In other words, he won't take the court during the 2013-14 campaign, and his status for the 2014 travel circuit remains at least somewhat tenuous as well.
But despite his impending absence, listing Giles at No. 1 remained a fairly easy decision. He'd demonstrated more than sufficient ability as a freshman to hold down the top spot, showcasing his terrific athleticism and skills for a 6-8 underclassman.
Elite college coaches agree. At the EYBL Hampton session in April, for example, Giles drew in-person evaluations from John Calipari, Mike Krzyzewski and Roy Williams, among others.
What's most notable about that fact isn't that they watched him, but that they did so at the expense of their 2014 recruiting efforts. The spring live weekends are very compressed for coaches, and all three had significant work to accomplish with targets three years older. From that perspective, then, Giles' ability to command hall of famers becomes all the more impressive.
But none of this is to say he won't face a challenge. Our No. 2 sophomore, Josh Jackson, performed in supreme fashion in Las Vegas in late July. He, along with shotblocker extraordinaire Thon Maker, will make their own push to overtake him.
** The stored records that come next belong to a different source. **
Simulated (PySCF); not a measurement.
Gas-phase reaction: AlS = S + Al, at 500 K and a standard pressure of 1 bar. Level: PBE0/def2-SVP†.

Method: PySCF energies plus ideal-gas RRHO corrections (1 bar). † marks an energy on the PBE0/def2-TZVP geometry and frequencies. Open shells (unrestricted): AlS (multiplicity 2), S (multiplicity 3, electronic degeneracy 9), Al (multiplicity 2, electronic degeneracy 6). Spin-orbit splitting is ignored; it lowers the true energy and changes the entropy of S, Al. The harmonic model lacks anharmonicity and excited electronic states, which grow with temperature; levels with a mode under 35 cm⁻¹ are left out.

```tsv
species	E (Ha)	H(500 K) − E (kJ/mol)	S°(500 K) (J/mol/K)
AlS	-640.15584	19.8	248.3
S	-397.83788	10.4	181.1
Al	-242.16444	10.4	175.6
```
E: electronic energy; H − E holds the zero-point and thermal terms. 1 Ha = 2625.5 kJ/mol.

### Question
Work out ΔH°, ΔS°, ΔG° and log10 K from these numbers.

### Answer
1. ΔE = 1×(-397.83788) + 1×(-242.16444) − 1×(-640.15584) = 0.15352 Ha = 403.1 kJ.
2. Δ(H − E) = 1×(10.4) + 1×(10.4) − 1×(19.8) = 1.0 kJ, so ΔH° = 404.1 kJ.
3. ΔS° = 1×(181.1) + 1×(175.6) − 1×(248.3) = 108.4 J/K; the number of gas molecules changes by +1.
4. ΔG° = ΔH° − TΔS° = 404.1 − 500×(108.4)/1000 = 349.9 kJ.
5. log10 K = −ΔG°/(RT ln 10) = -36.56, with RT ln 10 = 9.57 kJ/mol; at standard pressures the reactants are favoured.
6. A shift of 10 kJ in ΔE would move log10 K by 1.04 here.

Giles' return will prove a challenge for scouts and coaches. His scholarship offers certainly won't evaporate, but how much time will he require upon his return to burn off the rust? The good news is that such a young athlete enjoys improved odds of regaining all of his prior athleticism, but even so Jackson and others will have utilized the downtime to enhance their own resumes.
First things first, of course, Giles must focus on his rehabilitation. And following the physical rehab, he'll have to regain mental comfort with making sharp cuts and absorbing lower body contact. And the bet here, for now, is that he'll return in vintage form and continue to carry the torch for the Class of 2016.